1:00pm-2:00pm on Tuesday 19 March
Whipple Museum of the History of Science, Free School Lane, CB2 3RH
This talk will reveal how the Manchu conquest of China transformed the sciences, politics and their relationship to each other, during the early modern period. The ‘Tartar war’ between the Ming dynasty (1368–1644), peasant rebels and the Manchus – a Tungusic population from northeast Asia – was experienced by several Jesuit missionaries in China.
During the unstable interregnum, Jesuits sought patronage from disparate factions, offering their astronomical expertise to help various contenders secure the ‘Mandate of Heaven’ to rule legitimately over China. Based on their experiences in China, Jesuits came to view Chinese ‘cosmopolitics’ – that is, the entanglement of humanity and the cosmos – as a resource to solve urgent problems of social order in a crisis-stricken Europe.
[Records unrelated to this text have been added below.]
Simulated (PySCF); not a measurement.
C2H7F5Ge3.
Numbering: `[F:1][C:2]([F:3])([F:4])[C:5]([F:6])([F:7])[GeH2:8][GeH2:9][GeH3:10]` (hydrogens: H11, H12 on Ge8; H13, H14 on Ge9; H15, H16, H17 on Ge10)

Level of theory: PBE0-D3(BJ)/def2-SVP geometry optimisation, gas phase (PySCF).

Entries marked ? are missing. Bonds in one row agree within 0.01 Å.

Between 1653 and 1658, the missionary Martino Martini (1614–1661) was tasked with promoting the China mission in Europe, where he represented the new, Manchu-led Qing dynasty (1644–1912). In Europe, Martini published accounts of the Ming-Qing War (1654), China’s geography (1655) and its history (1658) with commercial printers, which reached a wide, interconfessional readership. He courted patronage from powerful Habsburg rulers and defended the Jesuits’ involvement in Chinese sciences and politics before the papacy.
Martini’s successful manipulation of different political, religious, commercial and scholarly networks across a turbulent Eurasia enabled his accounts of Chinese sciences to reach an extraordinarily wide audience. In turn, during the long 18th century, many prominent European writers drew on Martini’s accounts of Chinese ‘cosmopolitics’ to propose solutions to contemporary natural, social and political crises.